Education Secretary DeVos, union chief to visit Van Wert

4/19/2017
BY VANESSA McCRAY 
BLADE STAFF WRITER

VAN WERT, Ohio — A rural northwest Ohio school district will become the center of the national education discussion Thursday when U.S. Education Secretary Betsy DeVos and the president of the American Federation of Teachers visit Van Wert City Schools.

Ms. DeVos will spend much of the day in Van Wert, the 10,846-population city about 95 miles southwest of Toledo. She will be joined by one of her sharpest critics, Randi Weingarten, president of a union that represents 1.6 million members.

DeVos
DeVos

It is the first joint appearance for the two, whose clashing ideas about public education have put them at opposite political ends.

“I look forward to visiting the students, parents, and educators of Van Wert. Every parent should be able to send their children to a school that meets their unique needs, and for many parents, that is a public school. I support and celebrate all great schools,” said Ms. DeVos, in a written statement.

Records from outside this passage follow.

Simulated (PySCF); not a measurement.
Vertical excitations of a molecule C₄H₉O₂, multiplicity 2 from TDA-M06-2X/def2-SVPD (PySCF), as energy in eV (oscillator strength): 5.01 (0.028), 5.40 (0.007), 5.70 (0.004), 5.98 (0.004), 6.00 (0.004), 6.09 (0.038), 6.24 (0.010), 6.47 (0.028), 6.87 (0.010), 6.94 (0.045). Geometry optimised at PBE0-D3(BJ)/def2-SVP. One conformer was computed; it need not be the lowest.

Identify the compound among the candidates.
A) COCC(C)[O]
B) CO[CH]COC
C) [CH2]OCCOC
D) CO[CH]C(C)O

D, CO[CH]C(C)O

After President Trump announced he would nominate the staunch charter school advocate for the education post, Ms. Weingarten joined a chorus of public school advocates concerned about Ms. DeVos’ educational policies and classroom inexperience.

Teacher unions were among those who worked vigorously and unsuccessfully to stop Ms. DeVos’ confirmation.

Jeff Hood, a Van Wert health and physical education teacher and president of the 127-member Van Wert Federation of Teachers, came home Feb. 7 — the date of the secretary’s narrowly won confirmation — and joined a town hall-style phone call hosted by AFT. He got a chance to ask Ms. Weingarten a simple question: How could he get Ms. DeVos to visit his school district?

“I’m 55 years old. I have watched how American politics have evolved and how sometimes as constituents we don’t have a whole lot of control,” Mr. Hood said. “I thought, ‘Here we go; Mrs. DeVos is now our secretary of education’ and you know the best way for me to join in the conversation is to see how I can personally invite her to come to Van Wert.”

Ms. Weingarten said she’d make sure the new secretary got the invitation and also promised to make a trip to northwest Ohio herself, according to Mr. Hood.

On Thursday, the two are scheduled to spend hours together touring classrooms, meeting with teachers and students, and holding an afternoon news conference.

The day includes a roundtable discussion featuring kindergarten and preschool teachers, a tour of a classroom where students will show off engineering and robotics projects, a stop in a fifth grade class, and another roundtable talk with about a dozen district employees who work in special education.

Mr. Hood is eager to highlight the 2,200-student district’s unique programs that succeed even though many students live in rural poverty.

“We have beautiful buildings. We give our kids a great education, but we have a lot of challenges,” he said. “We’re an older town, a county-seat town. We’ve had our share of industry leave. We’ve had a hard time getting industry to come in.”

There’s not too much school choice in Van Wert, he said, where a small Catholic elementary school is the only alternative to traditional public schools.

Superintendent Ken Amstutz said the secretary will stop at all of the district’s school buildings, and officials are excited about the opportunity to host the high-profile guest.

“We feel like we do a very good job every day,” he said. “We work very hard every day. We just roll up our sleeves.”

Van Wert has received mixed results on its most recent Ohio report card, including an A from the state for its 96 percent four-year graduation rate and a D in the category that measures how many students passed state tests and how well they scored on them, an area where many districts have floundered as tests change and become more rigorous.

Van Wert County, which borders Indiana, tilts heavily Republican. President Trump received 10,328 votes to Democratic nominee Hillary Clinton’s 2,667 votes in the November election.

Diverting money “to the point where it hurts public schools” doesn’t help places like this, Mr. Hood said.

“The people who put Donald Trump in office live in Van Wert County, and they live in all the other ‘Van Werts,’” Mr. Hood said. “Charter schools and private schools and vouchers are not going to mean much to people in Van Wert.”

There are stark differences between the education secretary and union president, but he wants the focus of the visit to be on the school system.

“When it comes to children, I’d like to see politics put aside,” he said. “We are talking about our nation’s educational system and Van Wert City Schools, and I really don’t care what side of the aisle anybody is on Thursday. We want to show some educational leaders that we are doing a good job with what we have, and we should be proud of it.”